Trading in the Canadian dollar Thursday morning is being affected by a speech given by Bank of Canada Governor David Dodge yesterday. Dodge said inflation is under control and interest rate hikes are, therefore, unnecessary.

The Canadian dollar is backing off in early trading. Some analysts are speculating that the central bank may even lower rates at its next meeting in July.

Wall Street futures are pointing to a positive start to equities trading. Though, markets may not get going until Noon when the “Philly Fed” — the Philadelphia Federal Reserve Bank releases a report on manufacturing in its region. If it turns out to be a positive echo of the Empire State report — released last week by the New York Fed– markets may take a jump.

Meanwhile, the U.S. federal departments of labor and commerce released reports that are not exactly good news for the American economy. Labor is reporting that the number of workers filing first-time applications for unemployment benefits declined for a second consecutive week, but it’s still above the 400,000 comfort level. Initial jobless claims fell by 13,000 to a five-week low of 421,000 in the week that ended Saturday.

Commerce is reporting that the current account deficit, the broadest gauge of the nation’s global trade, widened further in the first quarter. The trade gap widened to $136.1 billion during the January-to-March period.

In Europe, markest are down as investors take a breather after a surge of profit-taking in recent days.

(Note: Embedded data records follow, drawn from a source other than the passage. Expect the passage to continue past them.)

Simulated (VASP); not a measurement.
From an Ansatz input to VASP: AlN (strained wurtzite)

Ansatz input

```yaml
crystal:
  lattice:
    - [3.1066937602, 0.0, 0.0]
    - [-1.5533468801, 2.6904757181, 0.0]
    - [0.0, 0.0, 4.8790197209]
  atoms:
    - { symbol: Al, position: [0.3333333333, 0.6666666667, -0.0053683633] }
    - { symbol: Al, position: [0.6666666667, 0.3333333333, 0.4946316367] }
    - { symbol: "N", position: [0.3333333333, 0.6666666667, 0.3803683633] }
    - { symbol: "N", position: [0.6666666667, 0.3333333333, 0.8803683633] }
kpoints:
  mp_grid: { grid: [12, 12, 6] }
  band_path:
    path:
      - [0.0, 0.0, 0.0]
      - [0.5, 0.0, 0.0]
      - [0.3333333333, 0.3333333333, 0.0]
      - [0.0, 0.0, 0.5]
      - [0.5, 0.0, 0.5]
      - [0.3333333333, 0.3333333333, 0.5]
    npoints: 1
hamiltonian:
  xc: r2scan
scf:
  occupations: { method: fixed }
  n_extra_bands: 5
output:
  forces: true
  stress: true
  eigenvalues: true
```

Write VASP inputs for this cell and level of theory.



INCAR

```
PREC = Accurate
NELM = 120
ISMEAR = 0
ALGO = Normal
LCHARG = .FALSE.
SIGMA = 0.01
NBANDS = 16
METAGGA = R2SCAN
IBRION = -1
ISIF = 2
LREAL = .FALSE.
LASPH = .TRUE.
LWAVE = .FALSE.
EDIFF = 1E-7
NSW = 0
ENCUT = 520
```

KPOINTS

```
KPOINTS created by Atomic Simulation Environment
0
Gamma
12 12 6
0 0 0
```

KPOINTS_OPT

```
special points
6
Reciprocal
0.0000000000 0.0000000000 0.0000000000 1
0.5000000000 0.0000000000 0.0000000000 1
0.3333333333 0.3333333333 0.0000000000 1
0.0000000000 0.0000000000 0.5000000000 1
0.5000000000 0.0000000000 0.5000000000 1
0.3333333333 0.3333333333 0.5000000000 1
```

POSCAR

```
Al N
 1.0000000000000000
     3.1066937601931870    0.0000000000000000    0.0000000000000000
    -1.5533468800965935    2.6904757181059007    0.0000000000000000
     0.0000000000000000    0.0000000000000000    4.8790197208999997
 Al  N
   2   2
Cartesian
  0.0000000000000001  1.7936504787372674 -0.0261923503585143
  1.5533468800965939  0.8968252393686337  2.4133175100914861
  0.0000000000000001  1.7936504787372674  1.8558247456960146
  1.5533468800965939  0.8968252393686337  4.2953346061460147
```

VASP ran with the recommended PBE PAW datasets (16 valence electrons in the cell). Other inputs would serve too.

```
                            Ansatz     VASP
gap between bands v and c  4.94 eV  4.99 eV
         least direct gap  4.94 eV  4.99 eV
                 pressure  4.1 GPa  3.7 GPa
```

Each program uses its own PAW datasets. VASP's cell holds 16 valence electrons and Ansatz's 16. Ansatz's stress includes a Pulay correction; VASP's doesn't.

London’s FTSE 100 index is down 17.5 points, or 0.4%, at 4,189.5. The CAC-40 index in Paris is down 8.73 points, or 0.3%, at 3,205.2. Frankfurt’s DAX 30 index is down 12.21 points, or 0.4%, at 3,291.94.

In Asia, markets finished up. Tokyo, the Nikkei jumped 17.54 points, or 0.19%, to 9,110.51. In Hong Kong, trading fell short of breaking the psychologically important 10,000-point mark. The Hang Seng Index closed up 9.81 points, or 0.1%, at 9,980.11.